Do you have trouble delegating? Regular readers of this column know that I do. It turns out, that's a good sign. "Really talented people who have lots of ideas and are likely to become leaders tend to have trouble with delegation," says leadership expert Laura Gail Lunsford, Ph.D., assistant professor of psychology, University of Arizona. "It's because they have really high standards and want to make sure everything is done right," she says.

But that doesn't mean it's OK for you to just go ahead and do everything yourself. Instead, Lunsford says, you need to recognize the thought patterns that are holding you back from handing off tasks to other people, and fight those habits whenever you encounter them.

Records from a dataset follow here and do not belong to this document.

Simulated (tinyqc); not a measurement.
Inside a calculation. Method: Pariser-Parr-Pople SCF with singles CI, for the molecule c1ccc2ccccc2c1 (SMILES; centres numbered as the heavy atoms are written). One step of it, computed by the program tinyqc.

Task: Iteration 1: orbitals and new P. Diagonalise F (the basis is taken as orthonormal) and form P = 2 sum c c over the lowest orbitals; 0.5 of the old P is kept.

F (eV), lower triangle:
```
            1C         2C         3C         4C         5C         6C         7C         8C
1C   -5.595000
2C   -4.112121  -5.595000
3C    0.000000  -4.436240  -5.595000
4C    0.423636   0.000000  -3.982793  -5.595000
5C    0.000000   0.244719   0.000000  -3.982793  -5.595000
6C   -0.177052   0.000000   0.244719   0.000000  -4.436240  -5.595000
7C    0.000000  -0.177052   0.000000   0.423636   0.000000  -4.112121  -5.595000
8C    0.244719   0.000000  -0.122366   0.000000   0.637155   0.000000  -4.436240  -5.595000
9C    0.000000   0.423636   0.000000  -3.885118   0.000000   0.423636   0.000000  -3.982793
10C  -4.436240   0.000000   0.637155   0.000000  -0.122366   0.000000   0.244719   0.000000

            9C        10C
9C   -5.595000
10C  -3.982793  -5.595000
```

Here are some not-so-valid objections that tend to hold you back from sharing the load with the people who work for you:

Delegating takes too much time.

It's absurd, if you think about it, that when you're overloaded with work, getting someone else to help could be a bad thing. Yet I've fallen into this trap and I bet you have too. It's easy to feel like an idiot if you spend two hours teaching someone how to do a task that would only take 30 minutes if you did it yourself. So you have to take a long view, Lunsford says. "It is true that it takes time to teach a skill--the first time," she says. But the second, third, and fourth time the same job comes up, you'll start seeing time savings when someone else--who now knows how--can take it on with minimal effort on your part.

Lunsford advises getting an idea of the true time savings by figuring out how many times the same task will come up in the future. "Ask yourself how much time it will save in the coming month or year," she suggests.

It won't be done the way I would do it.

This objection can lead to trouble because it often turns out to be true. "Someone who's trying to learn to delegate may have something in mind but may not communicate it well to the person taking on the task," Lunsford says. When the task then isn't done right, the person who did is likely to get blamed. "It's not a good experience for anyone involved."

Instead, she suggests focusing on outcomes and making sure the subordinate taking on the task understands its purpose in the scheme of things, and the desired end result. And then face the fact that it may not matter exactly how the job is done as long as that end result is achieved.

I'm the only one who knows how.

Sometimes leaders trust their team members, but not their expertise, Lunsford says. If that's the case, you can overcome the problem by having the person take small steps, completing portions of the task and checking in frequently. That way, if something goes wrong it will happen on a smaller scale.

She also recommends ending the conversation by asking subordinates when they'll deliver which portions of the job. (Fight the urge to tell them, she stresses--make them tell you.) If they can't give you a clear answer, that may be a sign that the job is indeed too much for them and you may have to provide extra support.

If someone else learns this, I won't be needed anymore.

The fear of delegating oneself right out of a job is a real one for both employees and entrepreneurs, Lunsford says. And it may make you feel both important and needed to be the only one who can do a given task. But--is having you do that task really the best thing for your company as a whole? "Leaders should spend their time on the organization's vision, and on cultivating relationships," Lunsford says. If you're spending time on jobs someone else could do, those more important roles are likely getting neglected.

I don't want to give this task up because it's fun.

All leaders have lower-level tasks they enjoy doing once in a while. But if you're doing too much of the easy stuff is it really because you enjoy it or is it because it's just that--easy? "Failure to delegate is another form of procrastination," Lunsford says. "You may want to do what's familiar and comfortable and put off tasks that are difficult and complex. The harder tasks may feel less rewarding."

Giving in to this temptation is a bad idea if you want you and your organization to grow and mature. "You need to be doing the work that's more ambiguous and more frightening," she says.

I've always done it this way.

If you've been a leader for a while, chances are you've got ingrained habits that may seem tough to change. But it may not be as difficult as you think. "Delegation is a skill, and people can learn it," Lunsford says. "Most habits get developed in six weeks. If leaders really do want change their delegation skills, it's a habit that could set for themselves within six weeks."

And then they'll have time to become more thoughtful and more strategic, she says. "Delegating well frees the leader, and thus creates a much healthier organization."